Word prediction based on vocabulary

Greetings,

Does deep speech makes word prediction based on words in sentence, and if the words in sentence are not meaningful do they have any negative effect on the trained model?

Also when the vocabulary is created, should it be created with words or sentences?

Thanks in advance,

That depends on what you intend to use after.

I’m unsure I get your question here.

So let’s say there is sentence where the words in the sentence are not linked in a context, i.e.

  1. ( from school. the news is that)
  2. (morning, but the bad)

Can theses sentences and those similar to them be used to train the model?

This is confusing, are we talking about training the acoustic model, or building the language model here ?

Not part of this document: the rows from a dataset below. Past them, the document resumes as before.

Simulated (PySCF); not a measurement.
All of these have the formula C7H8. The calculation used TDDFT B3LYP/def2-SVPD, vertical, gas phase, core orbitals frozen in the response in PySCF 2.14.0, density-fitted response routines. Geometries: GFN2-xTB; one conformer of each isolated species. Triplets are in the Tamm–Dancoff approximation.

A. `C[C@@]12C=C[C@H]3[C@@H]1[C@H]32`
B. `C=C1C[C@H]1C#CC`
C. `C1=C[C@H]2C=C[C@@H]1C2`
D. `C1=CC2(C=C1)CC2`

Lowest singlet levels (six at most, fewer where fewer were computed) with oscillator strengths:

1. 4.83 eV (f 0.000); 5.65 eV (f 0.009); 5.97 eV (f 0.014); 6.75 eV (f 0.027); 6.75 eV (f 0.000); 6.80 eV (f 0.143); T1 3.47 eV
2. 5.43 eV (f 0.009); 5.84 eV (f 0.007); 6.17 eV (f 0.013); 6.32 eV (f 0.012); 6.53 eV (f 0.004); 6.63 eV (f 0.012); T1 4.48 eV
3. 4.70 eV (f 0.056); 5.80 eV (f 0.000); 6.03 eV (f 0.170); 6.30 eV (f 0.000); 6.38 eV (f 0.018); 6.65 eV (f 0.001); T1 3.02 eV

Also when the vocabulary is created, should it be created with words or sentences?

That depends on what you intend to use after.

To train for a specific language, should the vocabulary be populated with sentences or words?

Thanks,

Again, that depends on what you intend to do after. Just spotting some commands ? Generic speech ?

I mean for generic speech.

Then you should build the training dataset and the language model as close as possible to real speech.

In order to get the content I am splitting long audios into chunks and, for these chunks I am writing the corresponding sentences, but the problem is that sometimes the splited audio contains non-meaningful sentences. Is it ok to use these for both acoustic model and the language model?

thanks

Like those two examples above ? They don’t feel such non-meaningful to me :).

I’d say if you really worry, don’t put them into the language model, but you should still be able to rely on their knowledge for the acoustic part.